Bledington Village Guide

Cotswolds · Updated

Ducks and bantams roam free around the King's Head Inn, which sits at one end of a wide green with a Victorian maypole still standing in it. Bledington Brook runs along the edge of the green and crosses it on a footbridge. The houses are light honeycomb Cotswold stone and group around this open space, four miles southeast of Stow-on-the-Wold, where the River Evenlode marks the boundary between Gloucestershire and Oxfordshire.

The King's Head is the only pub. It has been since 1889, when the village had two alehouses and then didn't. It was built in the 16th century as a cider house, and the cider-making carried on in some form until about 1960. Archie and Nicola Orr-Ewing own and have restored it — Cotswold stone walls, oak beams, flagstone floors, an inglenook fireplace, 12 bedrooms between the Inn and the Courtyard.
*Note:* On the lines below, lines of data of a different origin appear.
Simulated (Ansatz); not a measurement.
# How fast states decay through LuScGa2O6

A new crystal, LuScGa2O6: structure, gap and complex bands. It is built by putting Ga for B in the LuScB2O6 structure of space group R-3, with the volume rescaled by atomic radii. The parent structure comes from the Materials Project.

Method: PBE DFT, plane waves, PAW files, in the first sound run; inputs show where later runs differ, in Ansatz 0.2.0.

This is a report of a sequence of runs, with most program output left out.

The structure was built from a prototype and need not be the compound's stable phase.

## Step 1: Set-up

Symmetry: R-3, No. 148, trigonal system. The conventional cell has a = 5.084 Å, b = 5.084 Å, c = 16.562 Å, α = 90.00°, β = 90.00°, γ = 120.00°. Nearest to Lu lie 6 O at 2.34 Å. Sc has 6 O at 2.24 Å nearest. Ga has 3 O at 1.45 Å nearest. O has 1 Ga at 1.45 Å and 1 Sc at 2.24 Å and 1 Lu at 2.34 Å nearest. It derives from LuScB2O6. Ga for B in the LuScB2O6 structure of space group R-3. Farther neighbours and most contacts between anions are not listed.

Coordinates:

The food has two AA Rosettes. Head chef Giles Lee came from L'Ortolan at Shinfield and the French Horn at Sonning, both three-Rosette kitchens, which is a lot of pedigree for a village of 500 people. The menu is seasonal, organic and mostly local: the Sunday roast, a steak and mushroom pie, salmon, raspberry bread pudding. On Sundays you can order a whole joint of beef, pork or lamb carved at the table for six or more, if you ask three days ahead. Book a Sunday table two weeks out. Hook Norton Best is brewed nearby and kept on tap. Dogs are welcome in the bar, with bowls provided, though not in the restaurant.

The Sunday Times called it "the classic English country pub that one always hopes to find but seldom does." A visitor put it more plainly: "a lovely old pub in a lovely village."

The village shop closed in 2006, along with the post office. It took nearly ten years, over £350,000 raised — 80 percent of it locally — and more than 300 villagers to open a new one. The Bledington Community Shop and Café is owned by over 360 residents and run by volunteers. The café opened in November 2019.

The Church of St Leonard is the only Grade I building here, out of 32 listed in the parish. It is twelfth-century in origin, much rebuilt in the late fifteenth. The north nave wall holds a fine collection of medieval stained glass, one window dated 1470, with the donors' names still in the glass. The font is a Norman tub. There are six bells, and one cast in 1639 reads "We are the bells of Bledington and Charles is our King."

Bledington gives its name to a distinct style of Cotswold Morris dancing, collected by Cecil Sharp — around thirty dances, nearly all of them with handkerchiefs. Nobody had performed them locally since 1960.

Kingham station is a mile or so away, roughly an hour and a quarter from Paddington, and the B4450 runs through toward Chipping Norton. Daylesford Organic is two miles off, Stow ten minutes. Foxholes Nature Reserve, ancient woodland, is within walking distance, and footpaths follow the Evenlode through flat water meadows.

In the Domesday Book the surveyors counted eight villagers, a mill, and thirty acres of meadow, and valued the whole place at three pounds. It had been worth four twenty years earlier.